The Age of Harding pulls up, the strict upper-lip chrome. The somber, swallow-tailed body, the formal top-hatted hood, the overall stay-put exterior but inside the tell-tale poker cards, the expensive bootlegged bottle of liquor, and in the back seat the whiff of scandal.

More recently, he gained a new generation’s attention when he criticized the hit Broadway musical “Hamilton” before it was cool to do so. 

He first took aim with the 2015 essay “Hamilton: the Musical: Black Actors Dress Up like Slave Traders … and It’s Not Halloween.” He doubled down the following year with “Hamilton and the Negro Whisperers: Miranda’s Consumer Fraud,” and finally a 2019 play, “The Haunting of Lin-Manuel Miranda.”

“The Amanuensis,” directed by Reed’s wife and longtime collaborator Carla Blank, delves into how white writer Joel Chandler Harris (John Bramhall) didn’t himself devise the stories on which “Song of the South” was based but took dictation from formerly enslaved people: Uncle George Terrell (Raymond Nat Turner), Old Harbert (Alex Maynard) and Aunt Crissy (Veneita Porter). 

As an “amanuensis,” or mere secretary, he (and Disney) profited handsomely from the film, while the original storytellers got nothing. In Reed’s play, the film’s cartoon characters Br’er Rabbit (Jahn Overstreet) and Sister Fox (Lady H aka Haninah Abdullah) help the storytellers seek retribution.

If “Song of the South” now seems beyond the pale, Reed hears plenty of contemporary echoes. 

“The use of Black characters by white script writers to mouth their prejudices about Blacks continues to this day. Check out Starz, which I call the Black pathology network,” he said, singling out the series “Hightown.”

In a world of sacred cows, Reed is a cow tipper, which has earned him plenty of enemies. Among the folkloric stories he mentions in “The Amanuensis” is that of the possum, who lies in wait — a character with whom Reed identifies. 

“Countless times, my career has been left for dead, only to bounce back,” he said. “Some critics still maintain that I peaked in the 1970s.” 

To counter them, Reed’s adopted what he calls a “global strategy” of studying other languages and cultures — Japanese, Yoruba, Hindi — to broaden his audience base. 

But in person, Reed cuts a low-key figure, greeting friends and strangers alike with fist bumps. A newshound, he kept an MSNBC interview with Speaker Emerita Nancy Pelosi on Prop. 50 on his phone until rehearsal started at Theater 33. 

As the reading began, he stroked his chin. He knit and reknit his thumbs, frequently nodding and chuckling along to his own lines. At one point, he beamed with a “Yep, I wrote that” close-lipped smile.

He’s also still working on his novel series “The Terribles,” a four-decade project. Meanwhile,  his new poem in album form, “The Jazz Martyrs,” is available to stream on Apple Music. 

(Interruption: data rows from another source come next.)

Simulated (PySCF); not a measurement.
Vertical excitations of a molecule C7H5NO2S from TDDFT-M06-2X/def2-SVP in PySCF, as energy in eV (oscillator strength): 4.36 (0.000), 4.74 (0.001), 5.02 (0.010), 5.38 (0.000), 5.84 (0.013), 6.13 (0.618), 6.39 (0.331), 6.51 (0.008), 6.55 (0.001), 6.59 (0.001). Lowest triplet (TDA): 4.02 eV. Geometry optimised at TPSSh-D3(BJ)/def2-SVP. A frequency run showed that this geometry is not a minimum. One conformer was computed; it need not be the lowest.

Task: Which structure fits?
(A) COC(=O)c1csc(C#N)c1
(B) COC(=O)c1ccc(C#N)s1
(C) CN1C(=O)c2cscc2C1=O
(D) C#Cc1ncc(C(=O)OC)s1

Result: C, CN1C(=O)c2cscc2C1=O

Clearly, retirement isn’t on his mind.

“(A)s long as they use the military against apartment buildings and march (B)lack and brown kids out naked in the streets and see our cities as military training grounds, I think I’ll keep writing,” he said, referring to a U.S. Immigration and Customs Enforcement raid in Chicago earlier this month. “At least when members of the Confederate Army marched Black kids back to slavery, after the invasion of Pennsylvania, the kids were fully clothed.”